This column argues that strengthening governance and/or adopting a trade-weighted reference rate is probably the fastest approach, but not necessarily sufficient for a resilient reference rate in the long run.
Authors: Vincent Brousseau (ECB), Alexandre Chailloux (IMF), Alain Durré (ECB)
The Libor scandal that emerged in May 2012 demands appropriate answers. This necessarily involves finding a successor which can be used in a reliable manner in all circumstances and thus not lead to controversy amid reduced market activity. With the benefit of hindsight, the recent crisis showed that the overnight index swap market continued to work, while banks continued to make secured short-term transactions. Therefore, the authors believe that a migration to the overnight index swap indices is possible. At the same time, establishing a more ambitious benchmark like the total cash pool index would be useful in order to have a precise view of banks’ funding costs.

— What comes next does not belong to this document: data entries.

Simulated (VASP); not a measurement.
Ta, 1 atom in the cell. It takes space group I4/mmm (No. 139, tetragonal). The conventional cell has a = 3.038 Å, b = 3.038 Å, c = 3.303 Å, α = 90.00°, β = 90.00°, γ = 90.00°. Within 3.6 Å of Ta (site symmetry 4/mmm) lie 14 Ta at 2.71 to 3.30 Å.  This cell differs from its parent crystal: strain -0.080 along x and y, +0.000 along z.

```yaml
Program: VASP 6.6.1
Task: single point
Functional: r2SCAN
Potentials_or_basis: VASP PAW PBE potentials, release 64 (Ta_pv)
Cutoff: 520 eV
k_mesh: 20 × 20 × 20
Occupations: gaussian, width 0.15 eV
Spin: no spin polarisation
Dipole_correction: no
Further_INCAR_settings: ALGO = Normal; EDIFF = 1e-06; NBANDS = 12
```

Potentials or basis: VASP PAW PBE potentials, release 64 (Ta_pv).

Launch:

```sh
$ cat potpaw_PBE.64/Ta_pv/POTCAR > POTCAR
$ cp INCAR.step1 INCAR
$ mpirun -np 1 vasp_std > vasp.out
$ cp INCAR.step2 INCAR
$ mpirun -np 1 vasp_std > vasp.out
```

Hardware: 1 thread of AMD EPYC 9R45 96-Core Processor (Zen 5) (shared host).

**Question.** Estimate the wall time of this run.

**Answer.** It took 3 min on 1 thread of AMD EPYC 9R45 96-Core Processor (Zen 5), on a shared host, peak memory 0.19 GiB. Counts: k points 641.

Of course, the latter option – however desirable – could not be implemented overnight. But the legacy aspect of the debate should not undermine the chances of a successful and rapid transition towards an effective solution. This apparent difficulty must not prevent policymakers from addressing this possibility in an open manner to increase transparency in the financial industry. A serious discussion on the options at hand is more necessary than ever, but we should recognise that the success of the new candidate will also depend on its adoption (or not) by the financial industry.